In Homer’s Odyssey, King Odysseus entrusted his friend Mentor to watch over his son while he fought in the Trojan war. In the king’s absence, Mentor became the prince’s guardian, teacher, and confidant.

Today, the concept of mentorship has become central to effective learning. In the case of online learning, where learners and instructors aren’t in close proximity, mentorship is especially crucial for learner success. According to a study that looked at 2,880 survey responses, online students who had mentors were about twice as likely to pass the course than those who didn’t. Effective learning in turn fosters the growth of great leaders, thinkers, and communicators who can be great assets to your company.

In his book on mentoring adult learners, Dr. Norman J. Cohen outlines the four phases of a valuable mentor-protégé relationship. Here are some best practices on how you could apply these mentorship phases to online learning in order to promote learner success in the course and in the workplace.

Phases of a Successful Mentorship Relationship

Phase 1: Earn learners’ trust.

Learners may be used to a traditional classroom environment where they have rigid schedules and are surrounded by the instructor and their classmates. But in an online course, it’s suddenly on them to define their own schedules and take on a more active role in their learning. Therefore, it’s understandable how a remote learning environment would be somewhat intimidating. The mentor’s job then becomes to establish familiarity and dependability for the learner to survive and thrive in this context. They might do this by:

  • Introducing themselves to each mentee before the course begins.
  • Creating groups for mentees where they can get to know one another.
  • Encouraging learners to ask questions.
  • Practicing active listening.
  • Responding to mentee messages as soon as possible.

Once trust is established through these initial steps, students will feel comfortable having the mentor as a point-of-contact between themselves and the instructor. They will be much more likely to reach out with challenges they may face throughout their learning journey.

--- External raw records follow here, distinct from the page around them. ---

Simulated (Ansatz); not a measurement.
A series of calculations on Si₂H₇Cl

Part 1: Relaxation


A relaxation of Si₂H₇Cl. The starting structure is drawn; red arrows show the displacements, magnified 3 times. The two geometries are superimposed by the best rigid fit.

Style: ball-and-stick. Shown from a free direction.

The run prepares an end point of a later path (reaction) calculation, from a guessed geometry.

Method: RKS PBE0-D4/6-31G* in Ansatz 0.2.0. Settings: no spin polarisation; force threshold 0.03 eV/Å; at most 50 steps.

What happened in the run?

Phase 2: Establish a rapport and set goals.

After the introductory message, the next step is for the mentor and the protegees to get to know one another. The mentor might prompt students to ask each other icebreaker questions like, “What’s the best place you’ve ever visited?” or “What is your biggest pet peeve?”

When they get a better sense of who their mentees are, it’s time to find out what kind of learners they are so the pair can set goals for the course together and provide assistance in a way that’s most helpful to the learner. Mentors might ask students questions like:

  • What do you hope to achieve from this course?
  • What do you think will be the most challenging for you?
  • What do you think will be the most rewarding for you?
  • How can I help you get to where you want to be?

By finding out their aspirations, strengths, and weaknesses, mentors can gauge how their expertise can be best applied, which in turn will help protégés gain the most out of the relationship.

Phase 3: Offer learners guidance and feedback.

As the course progresses, mentors can monitor learner progress and offer guidance. For example, before an important assignment is due, they can send students a message reminding them about the upcoming deadline. If students seem to be falling behind, they can help them get back on track.

Another good way to improve both mentor engagement and learner performance is to give mentees the option of mentor feedback on their assignments before submissions. This way, learners that may have felt reluctant to ask for help will be more comfortable reaching out for feedback. The mentor can then give students thoughts on their progress and ideas on how they can improve. This not only solidifies the mentor-protégé relationship, but it also allows the learner to turn in better work than the pre-feedback version. Even after students receive instructor feedback, mentors can help interpret it with their mentees to ensure learners know what to do differently (or keep doing) for future assignments.

However, mentors must remember to cater their actions to the needs of each student! Some may appreciate a little more hand-holding, but others may prefer to move through the course independently without feeling pestered.

Phase 4: Challenge learners to apply learning concepts.

This is the most important part of the mentor role. While their guidance and feedback on assignments will improve student performance, true learning is when students can apply their learnings to solve real-world problems, just as Mentor’s teachings enabled the King Odysseus’ son to fend off his mother’s aggressive suitors and protect his household. Hopefully, your mentees’ lives are far less dramatic, but it’s important to challenge them to implement their learnings. After finishing a learning module, mentors and mentees might brainstorm together about actionable ways to put their knowledge to use in the workplace. They might even reconvene to chat about how things went in practice.

 

The benefits of assigning mentors for your corporation is unrivaled, particularly in an online training environment. Assigning mentors in your online courses can improve learning outcomes, which will help you develop talent within your company. In a time when the shelf-life of technical skills are getting shorter, soft skills have become a priority for talent development. So in addition to learning and applying the course material, a good mentor-mentee relationship will allow both mentor and protégé to practice such soft skills like effective communication, collaboration, and problem-solving skills. Ultimately, mentors can help you develop a workforce of committed learners who are adaptable to today’s changing landscape.